This intrinsic knowledge that we get is what leads us to change. If we don’t listen to it, we risk this sort of dissonance within ourselves. This dissonance between how we feel and what we’re doing. Sure, we can trick our minds out of it for a little while. We can convince ourselves that what we feel isn’t real, but what we’re doing is. But for how long?

There are some of us who are keen on change, some who are impulsive with it, and some who need to be dragged into it. What we tend to forget is that we’re the deciding factor. We get to choose how we go about this. Whether we listen to this quiet indication that’s pointing us to the correct path, or whether we ignore it and suffer the internal consequences until we inevitably end up where we were always meant to be.

I do believe in fate, but I also believe in free will. Both make sense because we choose how we get to the paths that were drawn out for us. We choose how to react, we choose how to speak, and we choose how to behave. What is meant for us makes space for us, but who we choose to be as we get there and who we choose to become once we have arrived is up to you and me.

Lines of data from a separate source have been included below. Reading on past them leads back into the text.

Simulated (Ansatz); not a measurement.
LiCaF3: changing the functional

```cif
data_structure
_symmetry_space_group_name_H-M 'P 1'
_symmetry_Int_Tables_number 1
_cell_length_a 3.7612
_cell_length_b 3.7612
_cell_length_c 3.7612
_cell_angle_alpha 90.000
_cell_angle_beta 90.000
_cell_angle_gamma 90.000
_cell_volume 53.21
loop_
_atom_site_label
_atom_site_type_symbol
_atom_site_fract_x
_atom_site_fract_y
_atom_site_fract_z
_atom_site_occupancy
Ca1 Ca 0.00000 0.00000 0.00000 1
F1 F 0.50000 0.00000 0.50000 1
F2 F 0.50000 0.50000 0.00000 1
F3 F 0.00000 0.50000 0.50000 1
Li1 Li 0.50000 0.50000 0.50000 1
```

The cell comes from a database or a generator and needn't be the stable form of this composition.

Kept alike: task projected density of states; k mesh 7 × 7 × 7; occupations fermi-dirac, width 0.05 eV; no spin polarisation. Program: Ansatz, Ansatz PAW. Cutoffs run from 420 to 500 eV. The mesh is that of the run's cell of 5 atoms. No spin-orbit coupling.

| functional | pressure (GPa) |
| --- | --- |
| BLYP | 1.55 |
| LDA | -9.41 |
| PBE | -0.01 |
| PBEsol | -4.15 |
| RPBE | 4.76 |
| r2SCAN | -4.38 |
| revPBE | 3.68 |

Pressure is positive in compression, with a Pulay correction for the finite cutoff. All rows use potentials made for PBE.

We’re not merely puppets in a show, but we’re also not the dictators either. There’s an in-between to everything and if we find out where that is and what that means for us, we might just find what we were looking for all along: this sense of inner peace and joy. The kind that doesn’t fade and reappear, the one that isn’t dependant on a situation. It’s the kind that sticks. It’s the kind that brings you satisfaction in the right here and now.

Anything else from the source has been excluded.